This year’s election-denier candidates – candidates who deny the results of the 2020 election – have put Latino candidates such as Adrian Fontes, the Democratic candidate for secretary of state in Arizona, in the spotlight against fallout from former President Donald Trump’s lie that he won the 2020 election.
Fontes is running for the job that oversees elections in Arizona. His opponent, Mark Finchem, a Republican state legislator, is a 2020 election denier and self-identified member of the far-right militia group Oath Keepers.
“My opponent poses a significant threat, a real and present danger to our democracy,” Fontes told NBC News. “He’s the last person you want to be the keeper of the seal of the state of Arizona.”
In Nevada, Democrat Cisco Aguilar, an attorney, and businessman, is in a tight race against republican Jim Marchant, who has said that the 2020 election deniers convinced him to run for secretary of state. Another Democrat in Nevada, Sen. Catherine Cortez Masto, the only Latina member of the U.S. Senate, is in a tight race against Republican Adam Laxalt, who has said the 2020 election was “rigged.”
The election denial narrative has gained momentum as the Latino population and its electorate has increased. This coincides with laws mandating voter identification after the high turnout of Latino voters for former President Barack Obama. A recent tracking poll for the National Association of Latino Elected and Appointed Officials found nearly 38% of Latinos believe it’s true or primarily true that there was cheating and election fraud in 2020 and that Trump was the election’s true winner.

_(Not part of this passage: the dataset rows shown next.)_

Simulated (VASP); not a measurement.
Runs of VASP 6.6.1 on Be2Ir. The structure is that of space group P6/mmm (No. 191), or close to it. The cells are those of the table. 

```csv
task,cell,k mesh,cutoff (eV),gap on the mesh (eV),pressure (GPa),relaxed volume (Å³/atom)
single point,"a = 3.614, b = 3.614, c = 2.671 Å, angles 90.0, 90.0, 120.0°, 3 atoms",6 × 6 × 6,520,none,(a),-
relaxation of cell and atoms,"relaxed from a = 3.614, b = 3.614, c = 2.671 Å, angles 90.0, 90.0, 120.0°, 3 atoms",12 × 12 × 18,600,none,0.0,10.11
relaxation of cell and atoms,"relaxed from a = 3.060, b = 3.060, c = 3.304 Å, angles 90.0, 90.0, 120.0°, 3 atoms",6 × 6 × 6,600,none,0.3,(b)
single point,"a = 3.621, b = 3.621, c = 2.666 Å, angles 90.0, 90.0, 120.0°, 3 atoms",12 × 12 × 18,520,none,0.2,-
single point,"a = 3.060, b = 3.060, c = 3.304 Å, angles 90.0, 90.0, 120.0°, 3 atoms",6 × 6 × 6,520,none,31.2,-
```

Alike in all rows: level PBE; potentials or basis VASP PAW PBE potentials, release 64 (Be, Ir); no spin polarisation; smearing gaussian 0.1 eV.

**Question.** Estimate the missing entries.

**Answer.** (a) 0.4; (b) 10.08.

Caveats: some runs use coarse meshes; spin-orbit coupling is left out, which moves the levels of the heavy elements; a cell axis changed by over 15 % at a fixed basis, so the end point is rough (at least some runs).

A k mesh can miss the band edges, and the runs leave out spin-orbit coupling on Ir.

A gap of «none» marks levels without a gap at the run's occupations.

There are also a handful of Latino Republican candidates who are election deniers. For example, Anna Paulina Luna, a Republican running to represent Florida’s 13th district in the House, has said that she does not believe Joe Biden is the legitimate president.
Election denials have already snowballed into more voter restriction laws, and candidates are linking border security to election fraud by immigrants not in the country legally. Last year, Texas passed an election law requiring its secretary of state to review voter rolls and verify voters’ citizenship status. A judge then had to order the office of the Texas secretary of state to release the data, including how many legitimate voters had been wrongly flagged.
Unsupported and false claims that immigrants are stealing elections, according to Democratic strategist Kristian Ramos, illustrate how “our community is demonized,” as Latinos have become the “bogeyman” in the election-was-stolen narrative.
Even though the rigged election lie influences people, some groups believe the right-wing stakeouts could backfire. Chris Torres, political director for the progressive MoveOn.org, says the group’s efforts have “become so much more alive” since news of the stakeouts became public.
The group has recently been focused on educating potential voters on the roles of each candidate and the race itself. However, with the spread of vigilantes explicitly targeting specific groups, “we started talking to people at the door and the conversation has been easier, become more real about the threat to their vote,” Torres explained.
Alex Gomez, executive director of Living United for Change in Arizona, a group that mobilized against Arpaio and Trump, said there is a need for information and facts among Latino voters, whom the group has been connecting with as it tries to turn out voters.